For investors looking to maintain their exposure to North American equities without lugging the magnificent seven around, the equally-weighted index can look an appealing proposition.

Not long ago, we covered the subject in depth – discussing whether this product can in fact solve those much-discussed concentration risk concerns prevalent at the upper end of the S&P 500. 

Out there on the ground, it is a tale of two cities. 

Charles Stanley has held the S&P equal-weight index since late 2022, steadily increasing their position until such a point that it now comprises 25 per cent of their overall US exposure. 

“Part of the reason why we’ve introduced this allocation is that the idiosyncratic risk within the headline index has increased a significant amount over the past two years,” said Benedict Tottman, portfolio manager at Charles Stanley. 

“And so this is just simply trying to reduce some of that single-name exposure within our portfolios.”

Is this a widely-held view among the DFMs we cover? 

Not massively. 

Last time out we discussed that demand for equal-weight was relatively soft, with Tam and 7IM two of the predominant players in the space while most allocators opt to sit it out.

Over at Albert E Sharp, for instance, partner James Crocker is staying well away. 

“To go equal-weighted means avoiding the things you're scared of rather than having conviction in the things that you're attracted to,” he told Asset Allocator, somewhat philosophically. 

He said that this method implies that every single stock will go up and makes sure you don't get killed by one or two in the process, which is not a view he subscribes to.

For Crocker, gaining exposure to the magnificent seven has been gaining exposure to ‘some of the best companies that have ever existed on the planet’, which has worked out well for pretty much everyone involved so far. 

What the product looks like in practice is a 13 per cent weighting to the IT theme, as opposed to the S&P 500’s 33 per cent. But much of the other sectoral comparisons look pretty similar – for instance, financials, healthcare, consumer staples, and communications are weighted almost equally in both strategies. 

The equal-weighted index also rebalances every three months, cutting its winners and growing its losers.

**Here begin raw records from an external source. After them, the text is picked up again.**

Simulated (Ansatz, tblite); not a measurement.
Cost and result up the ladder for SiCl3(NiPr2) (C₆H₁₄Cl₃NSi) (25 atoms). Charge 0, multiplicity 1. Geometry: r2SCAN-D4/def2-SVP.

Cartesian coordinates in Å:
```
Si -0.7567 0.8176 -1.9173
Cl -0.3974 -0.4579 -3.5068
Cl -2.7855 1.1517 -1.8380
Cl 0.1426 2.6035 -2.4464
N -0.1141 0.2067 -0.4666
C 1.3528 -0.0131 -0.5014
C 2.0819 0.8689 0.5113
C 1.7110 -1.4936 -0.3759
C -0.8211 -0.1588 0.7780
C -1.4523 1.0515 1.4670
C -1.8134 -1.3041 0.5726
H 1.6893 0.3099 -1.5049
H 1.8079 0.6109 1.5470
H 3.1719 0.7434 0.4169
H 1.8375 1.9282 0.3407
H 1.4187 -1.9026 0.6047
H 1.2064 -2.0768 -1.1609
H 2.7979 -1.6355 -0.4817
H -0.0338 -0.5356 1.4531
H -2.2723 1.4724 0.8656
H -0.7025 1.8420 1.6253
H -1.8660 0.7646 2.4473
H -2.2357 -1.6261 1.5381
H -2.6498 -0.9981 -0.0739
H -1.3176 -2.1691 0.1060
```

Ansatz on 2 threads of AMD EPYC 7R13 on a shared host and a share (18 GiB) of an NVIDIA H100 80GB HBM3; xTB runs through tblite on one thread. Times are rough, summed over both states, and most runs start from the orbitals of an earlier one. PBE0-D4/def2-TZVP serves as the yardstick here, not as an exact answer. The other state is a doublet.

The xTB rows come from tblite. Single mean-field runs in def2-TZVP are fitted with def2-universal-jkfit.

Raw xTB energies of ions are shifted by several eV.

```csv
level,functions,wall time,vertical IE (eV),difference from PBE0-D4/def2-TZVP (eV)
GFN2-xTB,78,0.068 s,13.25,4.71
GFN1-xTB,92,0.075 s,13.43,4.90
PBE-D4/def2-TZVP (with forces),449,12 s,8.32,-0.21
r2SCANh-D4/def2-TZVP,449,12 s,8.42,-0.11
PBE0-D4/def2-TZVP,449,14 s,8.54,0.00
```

In the last few years, pretty much any factor-esque strategy that’s de facto underweight the tech giants has underperformed (see sustainable funds, small-caps, and value stocks), though this of course may be ripe for reversal. 

Tottman, however, doesn’t mind the difference in make-up. 

“I'm still comfortable with 500 names in the index split equally,” he said. “There's still a very good level of diversification within that index. Obviously, it skews some of the factor exposure in the sector slightly differently, which is, for us, not a bad thing.”